Thursday, 21 July 2011

Are there really 4 pillars in EA?

As in most EA theories there are 4 pillars; Business, Application, Data and Technology. I know that I'm quite new to the EA scene, but in my experience so far I see that EA is focussed on the Applications and Data pillars.

Business
The business pillar is a given, we use it as input and we support more or less in its shape. But do we really work in this field? I believe the business still sees the Enterprise Architect as an IT guy. They don't concider the Enterprise Architect as a person that helps them shape their shop. In theory it should, in practice I have my doubts. As mentioned last time, I believe this is the job for the Business Architect and in lesser extend the business analysts.

Technology
For the record, this is about hardware, procured software, networking and other nuts and bolts. This domain is getting more and more commodetised on the one hand, and the cloud makes all of this less relevant on the other hand. The result of this is that in this technology pillar Enterprise Architecture is going towards procurement and supplier management. To be honest, not a field where an Enterprise Architect is quite comfortable in.

Applications & Data
Applications and Data is for me the two core aspects where an Enterprise Architect can make a difference. Today it translates in roadmaps, Integration topics like SOA and EDA. Data topics like MDM, etc. this is where the Enterprise Architect will have his focus on. I don't believe completely on the view from Jeff Scott of "there's an app for that" approach in 20 years from now. Yes, we will have more apps; I even downloaded OS X Lion last night from the App Store from Apple, went to sleep and in the morning I had a new OS installed and working like a charm. However, even in an app world we will still face the integration music, so at best Enterprise Architects migt become app integration specialists :). One thing the app move does, makes everything more simple at least from the user's point of view. I'm thinking, when things become more simple we would have less need for the governance of it, so this might be another topic we can drop from the Enterprise Architects role...

Sunday, 10 July 2011

Business Architect

Since a few days I'm telling various people about a missing role/person in the company. Whilst I may be an Enterprise Architect since a couple of months now; getting things done and organized in the IT departments seems just so easier than it is in the business side. I know it is due to my IT background that it just feels much more natural and hence you roll much better in the IT space. I consider myself doing a relative decent job (as a youngster in this role) in my natural habitat; acting like oil to make the machines run smoother again.

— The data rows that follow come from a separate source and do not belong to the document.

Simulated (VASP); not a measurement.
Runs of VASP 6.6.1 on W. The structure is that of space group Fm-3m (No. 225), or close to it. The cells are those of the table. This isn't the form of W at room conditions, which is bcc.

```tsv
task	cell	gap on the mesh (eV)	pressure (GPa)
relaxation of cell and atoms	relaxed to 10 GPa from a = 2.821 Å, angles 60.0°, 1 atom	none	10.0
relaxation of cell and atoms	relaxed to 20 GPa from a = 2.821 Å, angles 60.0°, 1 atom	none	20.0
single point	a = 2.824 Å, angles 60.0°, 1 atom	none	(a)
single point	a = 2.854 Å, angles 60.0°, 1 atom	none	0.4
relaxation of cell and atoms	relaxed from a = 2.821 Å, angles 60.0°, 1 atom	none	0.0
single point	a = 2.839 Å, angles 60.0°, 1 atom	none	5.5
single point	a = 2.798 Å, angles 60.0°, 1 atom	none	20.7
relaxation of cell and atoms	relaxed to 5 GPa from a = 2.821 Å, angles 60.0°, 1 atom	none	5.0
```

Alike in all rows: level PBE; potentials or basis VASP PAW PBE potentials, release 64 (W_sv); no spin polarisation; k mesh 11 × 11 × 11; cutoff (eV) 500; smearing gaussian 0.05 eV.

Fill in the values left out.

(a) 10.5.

I believe a Business Architect is actually a person much needed to act as a counter part of the more tech savvy enterprise architect. This person should be the one that ties up the different departments and make them act according to the companies strategies; better yet, he should be involved in aligning the various departmental strategies into one coherent direction. Enterprise Architects coming from the IT corner will have a hard time to get this done; I believe this business oriented role is much more the destination for let's say a business analyst that never worked in IT.

An Enterprise Architect can get early involvement in the strategic exercises but will usually be coordinating between the business and IT; much less getting the ducks of every business department on a row, so there's definitely some work left for the business architect.